The BBC2’s decision to screen Alfred Hichcock’s Frenzy at 12.05am on the second of January, five minutes after the end of the holiday season is brutally appropriate, as it is without doubt one of the least festive films ever made.
Frenzy tells the story of a London serial killer dubbed the ‘Necktie Strangler’, and from the start there are references to Jack the Ripper and John Christie. The part was intended for Michael Caine, who thought it was disgusting and turned it down.
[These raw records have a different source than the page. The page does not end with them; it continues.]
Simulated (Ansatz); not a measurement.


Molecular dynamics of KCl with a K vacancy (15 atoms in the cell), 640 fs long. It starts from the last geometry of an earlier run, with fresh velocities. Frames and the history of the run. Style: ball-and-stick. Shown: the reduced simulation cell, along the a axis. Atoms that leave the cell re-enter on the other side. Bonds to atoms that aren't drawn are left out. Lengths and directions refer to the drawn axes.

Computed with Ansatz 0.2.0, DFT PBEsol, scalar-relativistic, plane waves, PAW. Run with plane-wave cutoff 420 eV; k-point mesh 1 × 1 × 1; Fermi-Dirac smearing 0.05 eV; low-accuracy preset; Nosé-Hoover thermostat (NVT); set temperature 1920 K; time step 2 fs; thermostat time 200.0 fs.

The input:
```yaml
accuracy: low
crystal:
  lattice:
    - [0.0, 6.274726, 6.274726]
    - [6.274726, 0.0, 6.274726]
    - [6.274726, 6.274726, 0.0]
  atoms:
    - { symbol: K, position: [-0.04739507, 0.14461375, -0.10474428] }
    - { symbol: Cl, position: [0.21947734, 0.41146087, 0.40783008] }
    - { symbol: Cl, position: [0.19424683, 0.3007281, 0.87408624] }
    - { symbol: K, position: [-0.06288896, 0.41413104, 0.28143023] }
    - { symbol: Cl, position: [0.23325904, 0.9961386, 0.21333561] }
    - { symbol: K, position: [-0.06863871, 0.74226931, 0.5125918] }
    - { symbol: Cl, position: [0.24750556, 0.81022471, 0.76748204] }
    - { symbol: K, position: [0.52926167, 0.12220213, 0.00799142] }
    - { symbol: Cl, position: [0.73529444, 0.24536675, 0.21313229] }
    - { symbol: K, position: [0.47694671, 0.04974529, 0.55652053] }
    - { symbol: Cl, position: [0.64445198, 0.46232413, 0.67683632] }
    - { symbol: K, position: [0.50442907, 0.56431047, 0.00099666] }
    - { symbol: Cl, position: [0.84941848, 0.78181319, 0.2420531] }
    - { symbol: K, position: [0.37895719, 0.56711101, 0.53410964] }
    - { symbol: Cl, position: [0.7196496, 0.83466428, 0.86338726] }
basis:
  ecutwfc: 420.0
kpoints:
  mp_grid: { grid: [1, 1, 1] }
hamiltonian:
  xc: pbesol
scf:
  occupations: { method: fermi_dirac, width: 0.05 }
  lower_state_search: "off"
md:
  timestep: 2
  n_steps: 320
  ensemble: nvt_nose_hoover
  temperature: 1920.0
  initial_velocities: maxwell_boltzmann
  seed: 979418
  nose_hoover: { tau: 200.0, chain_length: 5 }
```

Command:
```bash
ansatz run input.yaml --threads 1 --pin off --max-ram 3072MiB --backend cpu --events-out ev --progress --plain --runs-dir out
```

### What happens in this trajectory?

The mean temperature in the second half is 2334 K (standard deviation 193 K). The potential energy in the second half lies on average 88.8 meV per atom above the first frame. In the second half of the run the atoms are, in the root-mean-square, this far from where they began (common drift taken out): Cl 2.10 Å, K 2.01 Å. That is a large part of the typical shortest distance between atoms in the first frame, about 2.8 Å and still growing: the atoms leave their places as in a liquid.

He wasn’t the only one with misgivings. With a script by Anthony Shaffer (writer of Sleuth), it is an odd and uneasy mixture of black comedy and just plain dark. Arthur La Bern, author of the book it was based on, went so far as to write to The Times to complain:
Sir, I wish I could share John Russell Taaylor’s enthusiasm for Hitchcock’s distasteful film […]I endured 116 minutes of it at a press showing and it was, at least to me, a most painful experience.
I do speak with some authority on this subject. It so happens that I am the author of the novel, Goodbye Picadilly, So Long Leicester Square, on which the film was based.
Mr Hitchcock employed Mr Shaffe to adapt my book for the screen, apparently because of the latter’s successful stage play, Sleuth.
The result on the screen is appalling. The dialogue is a curious amalgam of an old Aldwych farce, Dixon of Dock Green and that almost forgotten No Hiding Place. I would like to ask Mr Hitchcock and Mr Shaffer what happened between book and script to the authentic London characters I created.
Finally : I wish to dissociate myself with Mr Shaffer’s grotesque misrepresentation of Scotland Yard offices.
Yours, etc,
It is an average thriller, and certainly not one of Hitch’s finest, although it does contain one of his most memorable scene: a typically darkly comic episode in which a corpse is hidden in a lorry full of potatoes, during which rigid dead fingers are snapped like breadsticks.
It is worth watching for three reasons.
First, it has an excellent cast, including Jon Finch, Billie Whitelaw, Anna Massey, Vivien Merchant, Bernard Cribbens and Alec McCowen, Barry Foster and a host of British character actors.
Second, it is filmed partly on location, and offers some interesting colour views of an old London that was already disappearing in the early 1970s – particularly Covent Garden, where Hitchcock’s own father had worked in the fruit and veg market.
Third, and most shockingly, it gives an insight – probably inadvertently – into the casual misogyny of the time, and the oppressively sleazy atmosphere that prevailed. In this respect it is reminiscent of two earlier London films: Michael Powell’s Peeping Tom and Roman Polanski’s Repulsion. Take, for example, the jovial banter between the ‘respectable’ customers in the pub and the barmaid, as they joke about whether or not the killer rapes his victims. The overall impression given is that a spot of rape is just a bit of fun, but strangling is going a bit far. It will be interesting to see if this particular segment of dialogue makes it to our living rooms as we finish off the last of the liquor chocolates.
Prepare, in case it does, for extra New Year queasiness.